Biography
Marisa J. Fuentes’s scholarship brings together critical historiography, historical geography, and black feminist theory to examine gender, sexuality, and slavery in the early modern Atlantic World. She teaches courses in the History and Women’s and Gender Studies departments on topics ranging from early modern Caribbean history and women’s and gender history in the United States to feminist theories and methodologies.

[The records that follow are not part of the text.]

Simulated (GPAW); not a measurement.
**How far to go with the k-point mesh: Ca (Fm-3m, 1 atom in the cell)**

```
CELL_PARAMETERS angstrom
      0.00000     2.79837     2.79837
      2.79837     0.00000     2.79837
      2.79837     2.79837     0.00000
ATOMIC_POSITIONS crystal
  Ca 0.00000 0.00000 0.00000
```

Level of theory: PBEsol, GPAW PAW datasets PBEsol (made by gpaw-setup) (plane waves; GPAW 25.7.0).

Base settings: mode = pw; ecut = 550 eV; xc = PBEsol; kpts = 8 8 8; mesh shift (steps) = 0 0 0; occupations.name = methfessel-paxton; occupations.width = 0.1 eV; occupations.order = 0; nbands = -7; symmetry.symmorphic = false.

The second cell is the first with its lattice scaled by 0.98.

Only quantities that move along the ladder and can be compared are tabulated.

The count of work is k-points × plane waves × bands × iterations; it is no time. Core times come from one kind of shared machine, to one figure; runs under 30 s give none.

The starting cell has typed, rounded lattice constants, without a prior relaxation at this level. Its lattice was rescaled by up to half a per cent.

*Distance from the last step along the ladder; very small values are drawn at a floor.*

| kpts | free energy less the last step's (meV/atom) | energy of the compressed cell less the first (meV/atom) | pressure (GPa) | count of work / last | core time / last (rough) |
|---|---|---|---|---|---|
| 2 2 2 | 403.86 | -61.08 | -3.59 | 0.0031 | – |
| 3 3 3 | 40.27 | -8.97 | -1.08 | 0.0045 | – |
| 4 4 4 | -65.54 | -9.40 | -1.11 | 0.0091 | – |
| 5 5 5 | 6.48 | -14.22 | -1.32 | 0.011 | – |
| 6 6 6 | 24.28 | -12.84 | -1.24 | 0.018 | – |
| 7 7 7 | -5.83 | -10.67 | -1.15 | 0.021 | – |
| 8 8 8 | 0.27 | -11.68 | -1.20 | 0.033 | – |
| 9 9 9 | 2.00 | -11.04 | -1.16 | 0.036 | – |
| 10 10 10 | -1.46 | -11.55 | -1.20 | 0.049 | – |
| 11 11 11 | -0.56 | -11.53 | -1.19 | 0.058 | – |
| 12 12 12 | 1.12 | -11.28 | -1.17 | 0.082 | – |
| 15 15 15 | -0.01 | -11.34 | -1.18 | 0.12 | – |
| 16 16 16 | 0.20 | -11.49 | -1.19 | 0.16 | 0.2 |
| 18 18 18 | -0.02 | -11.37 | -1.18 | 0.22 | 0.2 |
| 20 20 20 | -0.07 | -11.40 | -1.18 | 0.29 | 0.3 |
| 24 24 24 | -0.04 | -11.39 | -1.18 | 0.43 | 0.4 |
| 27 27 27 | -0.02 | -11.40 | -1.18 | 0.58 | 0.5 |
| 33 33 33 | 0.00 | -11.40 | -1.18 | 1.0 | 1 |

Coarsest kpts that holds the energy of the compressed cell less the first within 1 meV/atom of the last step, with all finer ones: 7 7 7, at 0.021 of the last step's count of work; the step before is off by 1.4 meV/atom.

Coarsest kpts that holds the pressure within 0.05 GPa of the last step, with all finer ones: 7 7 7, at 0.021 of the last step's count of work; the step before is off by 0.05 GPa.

She is the author of Dispossessed Lives: Enslaved Women, Violence, and the Archive (University of Pennsylvania Press, 2016) which won the Barbara T. Christian Best Humanities Book Prize, the Berkshires Conference of Women’s Historians First Book Prize, and the Letitia Woods Brown Memorial Book Prize from the Association of Black Women Historians. Dispossessed Lives illuminates the lives of enslaved women in eighteenth century Bridgetown, Barbados by reading fragments of traditional archival materials “against the bias grain.” The book interrogates the archive and its historical production to challenge the methods and categories by which historians have analyzed slavery in the Atlantic World, in addition to engaging with larger questions of violence, agency, and gender. She has written a number of articles, book chapters, and book reviews, including “Power and Historical Figuring: Rachel Pringle Polgreen’s Troubled Archive,” which won the Andres Ramos Mattei-Neville Hall Article Prize. She is also the co-editor of Scarlet and Black: Slavery and Dispossession in Rutgers History, Volume I (Rutgers University Press, 2016), and the ‘Slavery and the Archive’ special issue in History of the Present (November 2016). Her next project will explore the connections between capitalism, the transatlantic slave trade and the disposability of black lives in the seventeenth and eighteenth centuries.
Fuentes’s research has been funded by several institutions including the Ford Foundation, Fulbright IIE Program (Barbados), the Charles Warren Center for Studies in American History at Harvard University, and the Schomburg Center for Research in Black Culture with funding from the National Endowment for the Humanities.